Beautiful BC – a slogan for this province for decades. It is a fitting slogan, because the province is indeed beautiful. Stunningly so. It’s an overwhelming visual experience, quite frankly. There is no pause to blink and relax; it’s one visual sensation after another. Exhausting, positively exhausting. Gloriously exhausting.

We camped for a couple of nights at Canyon Hot Springs Resort, a commercial campground in Albert Canyon, in the midst of the Selkirk Mountains. The taller of these mountains, seen from the campground, is possibly Mount Albert, from which the canyon takes its name. These mountaintops, older than the Rockies, filled every direction, looking imposingly graceful, as mountains do. It was a prelude of the scenery that was to continue through British Columbia.

You will recall that the long, silvery ribbons of the railway tracks tie Canada into a cohesive whole. During our travels, we noticed how the railway provides a crucial link across Canada. Tracks crisscross our country, providing a thousands-of-kilometres-long pattern for commerce and industry. A double-track skirted the edge of our campground; what a location to drive a train.

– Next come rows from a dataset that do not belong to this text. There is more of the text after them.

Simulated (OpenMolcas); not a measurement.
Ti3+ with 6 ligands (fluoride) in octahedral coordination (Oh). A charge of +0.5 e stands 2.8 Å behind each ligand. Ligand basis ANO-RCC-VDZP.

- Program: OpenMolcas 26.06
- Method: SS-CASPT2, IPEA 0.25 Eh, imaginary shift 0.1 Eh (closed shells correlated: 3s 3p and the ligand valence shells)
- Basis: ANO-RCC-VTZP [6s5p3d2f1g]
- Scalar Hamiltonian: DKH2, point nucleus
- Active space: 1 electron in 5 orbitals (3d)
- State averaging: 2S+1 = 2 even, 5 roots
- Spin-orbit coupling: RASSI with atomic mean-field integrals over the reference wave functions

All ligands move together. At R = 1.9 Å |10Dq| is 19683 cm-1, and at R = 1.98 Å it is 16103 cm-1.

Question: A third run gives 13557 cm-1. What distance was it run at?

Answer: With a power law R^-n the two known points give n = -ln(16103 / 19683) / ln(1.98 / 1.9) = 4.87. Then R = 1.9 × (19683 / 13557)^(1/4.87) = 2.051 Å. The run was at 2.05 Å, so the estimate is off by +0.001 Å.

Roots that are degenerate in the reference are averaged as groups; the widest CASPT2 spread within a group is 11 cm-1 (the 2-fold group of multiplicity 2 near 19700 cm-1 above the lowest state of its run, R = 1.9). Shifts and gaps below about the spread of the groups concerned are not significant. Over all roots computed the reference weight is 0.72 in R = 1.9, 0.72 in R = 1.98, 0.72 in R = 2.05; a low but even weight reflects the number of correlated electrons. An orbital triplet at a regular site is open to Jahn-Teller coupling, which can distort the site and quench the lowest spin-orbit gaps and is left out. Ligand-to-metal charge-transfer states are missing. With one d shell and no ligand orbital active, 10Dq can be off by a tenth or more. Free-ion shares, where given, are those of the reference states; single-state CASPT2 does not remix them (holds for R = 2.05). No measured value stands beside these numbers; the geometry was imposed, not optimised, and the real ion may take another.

We heard trains all day and all night. It was sounds from my childhood, when we lived near the tracks. We went down to the level crossing at the end of the campground to watch trains, as one does.

It’s quite easy to sit for an hour or more, waiting for trains. It was almost edge-of-the-seat exciting because there were up to ten trains an hour, and some of them were very long. I’ve lost my knack for counting cars. Unfortunately the cabooses seem to have disappeared so the pleasure of waving to the caboose attendant has been erased from train watching.

Decades ago this location, Albert Canyon, was a designated train stop, a pause before the climb to Kicking Horse Pass. The rapidly flowing Albert Creek, is spanned by a basic train bridge, which is essentially some long railway ties propping up the railway track, and held in place with steel girders. A narrow vehicle bridge adjacent to the tracks gave us allowance to cross the river safely.

Safety is relative. The vehicle bridge gave the impression of being rickety, made out of some cross beams with a metal mesh on top, and barricades about as high as a street curb. In fact, it was very secure and level. Not a wobble. Not a wiggle. The mesh was a tad slippery, which required careful stepping.

I walked carefully because that raging water rushed headlong under the bridges, centimetres from my feet, en route to its junction with the Illecillewaet River. Raging, of course, because it drops from about 1700 metres height to 700 metres height, a difference of 1 kilometre, in just over 3 kilometres. A 33% gradient! I’d be raging too if I tumbled that distance.
I didn’t dare look down when I walked across the bridge. My eyes were on the horizon. Vertigo on a barracade-less bridge is not ever a desired experience.

The water speeding along close to the banks emphasised that the drop in elevation continued beyond this portion of the Albert Canyon. Granville, who likes to splash in water, had to be restrained. Once she stepped up to her knees into the glacier-fed water she seemed to realise there was sense in exercising caution around this fast-flowing, very cold creek.

This wide spot in Albert Canyon is an oasis in the midst of rough, near vertical igneous and metamorphic mountains. As befits an oasis, the campground had a lush forest on one side.

As we walked along the groomed path, all I could think about was Emily Carr, the British Columbia artist, contemporary of the Group of Seven, who painted Northwest Coast scenes. I know she did not paint in this part of British Columbia, but the woods here mirror the woods on the coast. Wood Interior (1932) is an example of one of her famous paintings that could have been painted in this place.

We came to the banks of Albert Creek from a different angle. The water was dull turquoise, still showing its glacial origins, still moving quickly, and still mesmerising to watch.

And we still had to restrain Granville from leaping in for a paddle. That current would have swept her away, eventually taking her to the Columbia River and then to the Pacific Ocean. We preferred to take her with us in the camping trailer, but it was tempting…

For my part, I gazed up and up, craning my neck and leaning back a bit, drinking in the magnificence, absorbing it, admiring it, enjoying it, overwhelmed by it. The Canadian Cordillera, the western conglomerate of mountain ranges, plateaus, and valleys, is worthy of its wide-spread exaltation. The British Columbia mountains and their side-features, the secondary characteristics like these that lend depth and gloss to the mountains, are spectacular. They are a rich and satisfying illustration of the licence plate motto “Beautiful British Columbia”.